Friday, Jun. 05, 1964
SOMETIMES he felt like that twelve-year-old boy who spent nine days and nights at the fair, sleeping in one pavilion or another and scrounging enough money for food by picking coins out of the fountains. But Writer John McPhee spent ten days there and only part of the nights and he ate--as the editorial business manager will discover--without dipping a finger in a fountain. In fact, he ate his way through such delights as soft-shelled crab on a bun, walnut fried Boston sole, partridge with grapes of Almeria, banana dogs, smoked eel of the river Tagus, Kambing Masak Bugis and A jam Panggang--and one ham on rye to go. Followed, on occasion, by antacid tablets.
McPhee's mission was to do what no one else had done about the New York World's Fair. It had been previewed, opened, featured, highlighted and was even beginning to produce its own cliches. But there had been no intensive critique of it in the sense that, say, a theater critic reviews a play. McPhee and Researcher Nancy Gay Faber went to and from Flushing Meadow by car, subway, train and hydrofoil, walked and rode through the grounds, stood in the longest lines, went to literally every pavilion, park and exhibit. One day McPhee took two of his daughters, aged three and five, and stayed for more than ten hours. "They were so continuously fascinated," he said, "that they never disintegrated into some of their more conventional behavior patterns."
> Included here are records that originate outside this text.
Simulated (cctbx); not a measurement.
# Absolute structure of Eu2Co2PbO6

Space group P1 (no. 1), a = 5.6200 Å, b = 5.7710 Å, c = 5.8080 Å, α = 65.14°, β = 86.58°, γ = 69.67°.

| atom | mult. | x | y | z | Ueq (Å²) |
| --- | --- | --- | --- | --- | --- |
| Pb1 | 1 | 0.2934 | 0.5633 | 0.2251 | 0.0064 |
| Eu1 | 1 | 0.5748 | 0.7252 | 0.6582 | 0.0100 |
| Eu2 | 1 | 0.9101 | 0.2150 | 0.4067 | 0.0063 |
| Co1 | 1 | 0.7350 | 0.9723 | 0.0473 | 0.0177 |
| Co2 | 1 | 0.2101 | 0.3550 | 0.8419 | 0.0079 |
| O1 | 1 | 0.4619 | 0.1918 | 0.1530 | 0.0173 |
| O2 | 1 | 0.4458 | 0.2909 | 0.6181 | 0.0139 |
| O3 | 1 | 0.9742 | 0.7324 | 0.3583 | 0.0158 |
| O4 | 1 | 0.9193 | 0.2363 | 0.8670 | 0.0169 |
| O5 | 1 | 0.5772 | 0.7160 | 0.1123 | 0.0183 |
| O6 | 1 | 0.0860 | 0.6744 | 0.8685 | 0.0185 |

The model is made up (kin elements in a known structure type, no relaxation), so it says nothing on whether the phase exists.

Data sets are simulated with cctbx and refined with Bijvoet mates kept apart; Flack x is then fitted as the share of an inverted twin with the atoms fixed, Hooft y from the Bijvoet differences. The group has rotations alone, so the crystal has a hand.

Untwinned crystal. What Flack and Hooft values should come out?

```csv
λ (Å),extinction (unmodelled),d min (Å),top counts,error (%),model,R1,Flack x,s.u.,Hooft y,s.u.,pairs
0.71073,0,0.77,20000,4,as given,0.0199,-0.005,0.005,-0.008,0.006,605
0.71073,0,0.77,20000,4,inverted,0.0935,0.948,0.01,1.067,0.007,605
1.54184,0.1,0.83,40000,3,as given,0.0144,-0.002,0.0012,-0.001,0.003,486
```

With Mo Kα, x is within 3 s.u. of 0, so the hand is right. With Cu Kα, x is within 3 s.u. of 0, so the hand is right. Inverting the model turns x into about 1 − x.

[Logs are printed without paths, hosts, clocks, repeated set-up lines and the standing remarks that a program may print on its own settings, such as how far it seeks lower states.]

On the visual side, the color projects team was something of an advance party, covering the grounds earlier for days to put together the eight color pages. Nudged by the demands of engraving deadlines, Associate Editor Peter Bird Martin noted somewhat nervously one day that the demograph on the Equitable Life pavilion registered an increase of 165 souls while he was casing just one exhibit. Artist Boris Chaliapin, departing somewhat from his usual style, treated the cover with a touch of the abstract, a suggestion of pop and a shade of Moses.
The result is what the editors set out to provide for TIME readers: a definitive answer to the question, Should I go?, and a confidential, exhaustive guide to what is great, good, bad, indifferent and just Fair.